A lot will depend on the new direction the Democratic National Committee takes, regardless of leadership.

By Michael Salzillo, The Political Pulse of America

Very few people today will have much praise for the Democratic National Committee’s (DNC) work in recent times. On the one hand, it is very easy for a progressive to villainize the DNC as an institution that favors the elite and tilts the scale. After all, 8 years ago, WikiLeaks and superdelegates proved that the 2016 contest was tilted heavily towards one unpopular establishment-favored candidate (Hillary Clinton), and against an anti-establishment insurgent (Bernie Sanders).

But progressives should value the importance of a DNC that is run right, even beyond policy. Let’s take some steps back.
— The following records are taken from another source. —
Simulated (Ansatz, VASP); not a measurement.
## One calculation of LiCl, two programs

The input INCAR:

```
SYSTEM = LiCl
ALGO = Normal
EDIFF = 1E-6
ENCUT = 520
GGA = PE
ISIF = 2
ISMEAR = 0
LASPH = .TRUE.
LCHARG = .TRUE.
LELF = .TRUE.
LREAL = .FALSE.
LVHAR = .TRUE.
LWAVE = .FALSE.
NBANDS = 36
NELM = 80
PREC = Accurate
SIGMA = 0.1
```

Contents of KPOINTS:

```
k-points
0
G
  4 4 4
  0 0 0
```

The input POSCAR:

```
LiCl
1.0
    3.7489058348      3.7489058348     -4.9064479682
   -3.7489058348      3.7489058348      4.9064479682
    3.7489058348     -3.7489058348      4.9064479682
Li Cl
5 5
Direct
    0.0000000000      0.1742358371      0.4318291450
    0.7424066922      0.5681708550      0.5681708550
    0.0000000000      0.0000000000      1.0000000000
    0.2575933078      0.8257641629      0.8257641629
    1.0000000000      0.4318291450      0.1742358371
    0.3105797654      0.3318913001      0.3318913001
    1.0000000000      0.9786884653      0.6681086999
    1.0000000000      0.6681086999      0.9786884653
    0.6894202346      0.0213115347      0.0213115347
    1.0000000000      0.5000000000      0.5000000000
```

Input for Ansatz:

At the time, Barack Obama’s presidential campaign had seemed a godsend in inspiring the Democratic base around a message of change. Yet it also had some less appealing and long-lasting ramifications up to this day. As people began to realize especially post-2016, the Obama campaign apparatus’s successes in 2008 led to a disastrous strategic mistake. That is, it led the Obama campaign’s work to largely supersede and even replace that of the DNC itself.

jamie harrison talks in front of a small crowd

As we clearly see now, that had some terrible consequences for the DNC. After the 2010 shellacking, and then the 2014 drubbings, the DNC cut back its ground game outside of the battleground states. If you remember, Obama’s 2012 campaign was a campaign more centered around the swing states of that cycle than anything else (remember? Ohio, Florida, Iowa, Virginia, North Carolina, Colorado, Nevada, etc.). Furthermore, the prioritization of the Obama Only machine siphoned off financial resources from the DNC, which by 2016 faced a plague of financial problems.

(And that is not to discount the abysmal conduct that defined the leadership of then-DNC Chairwoman and practical Clinton surrogate/fixer Debbie Wasserman-Schultz).

2016 and 2024 are emblematic of the costs in letting the DNC run dry. Neglecting the basics, rejecting the ambitions and potential of such an institution, and taking it for granted outside of satisfying the whims of the establishment elite and the donor and consultant classes.